# Download data from Kaggle


In [0]:
import os
os.environ['KAGGLE_USERNAME'] = "xxxxx" # username from the json file
os.environ['KAGGLE_KEY'] = "xxxxxxxxxxxxx" # key from the json file
!kaggle competitions download -c fake-news

In [0]:
import zipfile

with zipfile.ZipFile('test.csv.zip', 'r') as zip_ref:
    zip_ref.extractall('')

with zipfile.ZipFile('train.csv.zip', 'r') as zip_ref:
    zip_ref.extractall('')

In [0]:
import pandas as pd

test_df = pd.read_csv('test.csv')
train_df = pd.read_csv('train.csv') 
submit_df = pd.read_csv('submit.csv') 
test_df['label'] = submit_df['label']

print("Rows in test: %s " % len(test_df))
print("Rows in train: %s " % len(train_df))

In [0]:
train_df.head(5)

# Imports

In [0]:
import torch
import torch.nn as nn
import math
import random
import string
import time
import matplotlib.pyplot as plt

%matplotlib inline

# Preparing Data

In [0]:
# Generate a list of tuples (title, label) for each data row
def read_data(dataframe):
    df = dataframe[['title', 'label']]
    df = df.dropna(subset=['title', 'label'])
    return [tuple(x) for x in df.to_numpy()]

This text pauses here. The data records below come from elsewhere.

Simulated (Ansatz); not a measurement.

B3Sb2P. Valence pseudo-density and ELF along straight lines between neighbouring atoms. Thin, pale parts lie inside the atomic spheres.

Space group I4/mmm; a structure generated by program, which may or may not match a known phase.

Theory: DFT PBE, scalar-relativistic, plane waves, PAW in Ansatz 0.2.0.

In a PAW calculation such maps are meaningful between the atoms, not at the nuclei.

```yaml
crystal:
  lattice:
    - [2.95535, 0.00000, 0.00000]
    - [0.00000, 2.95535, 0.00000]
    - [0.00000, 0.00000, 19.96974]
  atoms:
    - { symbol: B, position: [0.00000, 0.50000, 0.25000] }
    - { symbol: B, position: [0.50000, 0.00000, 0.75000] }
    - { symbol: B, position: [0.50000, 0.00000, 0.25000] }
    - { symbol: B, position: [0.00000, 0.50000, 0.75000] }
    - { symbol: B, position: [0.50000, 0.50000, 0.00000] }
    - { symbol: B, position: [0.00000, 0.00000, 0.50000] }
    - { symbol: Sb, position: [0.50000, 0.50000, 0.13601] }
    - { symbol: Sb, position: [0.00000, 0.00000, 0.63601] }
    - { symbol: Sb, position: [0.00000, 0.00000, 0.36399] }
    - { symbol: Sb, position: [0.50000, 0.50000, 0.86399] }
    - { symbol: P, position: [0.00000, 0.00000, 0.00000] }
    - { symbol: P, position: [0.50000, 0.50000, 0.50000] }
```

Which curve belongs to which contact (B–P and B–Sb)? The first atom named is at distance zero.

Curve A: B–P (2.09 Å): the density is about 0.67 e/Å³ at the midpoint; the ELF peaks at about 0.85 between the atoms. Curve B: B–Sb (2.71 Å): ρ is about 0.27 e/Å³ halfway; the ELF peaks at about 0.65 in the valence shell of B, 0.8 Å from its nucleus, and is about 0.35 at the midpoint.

def random_training_pair(pairs):
    rand_index = random.randint(0, len(pairs) - 1)
    return pairs[rand_index]

# Establish Tensors

In [0]:
all_characters = string.printable
n_characters = len(all_characters)

In [0]:
# Turns line into <line_length x 1 x n_letters> tensor
def line_to_tensor(line):
    tensor = torch.zeros(len(line), 1, n_characters)
    for li, letter in enumerate(line):
        tensor[li][0][all_characters.find(letter)] = 1
    return tensor


# Turns label into <1 x 1> tensor
def label_to_tensor(label):
    return torch.tensor([label], dtype=torch.long)

# Create Network

In [0]:
class RNNClassify(nn.Module):
    def __init__(self, input_size, hidden_size, output_size):
        super(RNNClassify, self).__init__()

        self.hidden_size = hidden_size
        
        # Initialize linear and softmax layers
        self.i2h = nn.Linear(input_size + hidden_size, hidden_size)
        self.i2o = nn.Linear(input_size + hidden_size, output_size)
        self.softmax = nn.LogSoftmax(dim=1)

    def forward(self, input, hidden=None):
        # Concatenate input tensor and hidden state
        combined = torch.cat((input, hidden), 1)

        hidden = self.i2h(combined)
        output = self.i2o(combined)
        output = self.softmax(output)
        return output, hidden

    def init_hidden(self):
        return torch.zeros(1, self.hidden_size)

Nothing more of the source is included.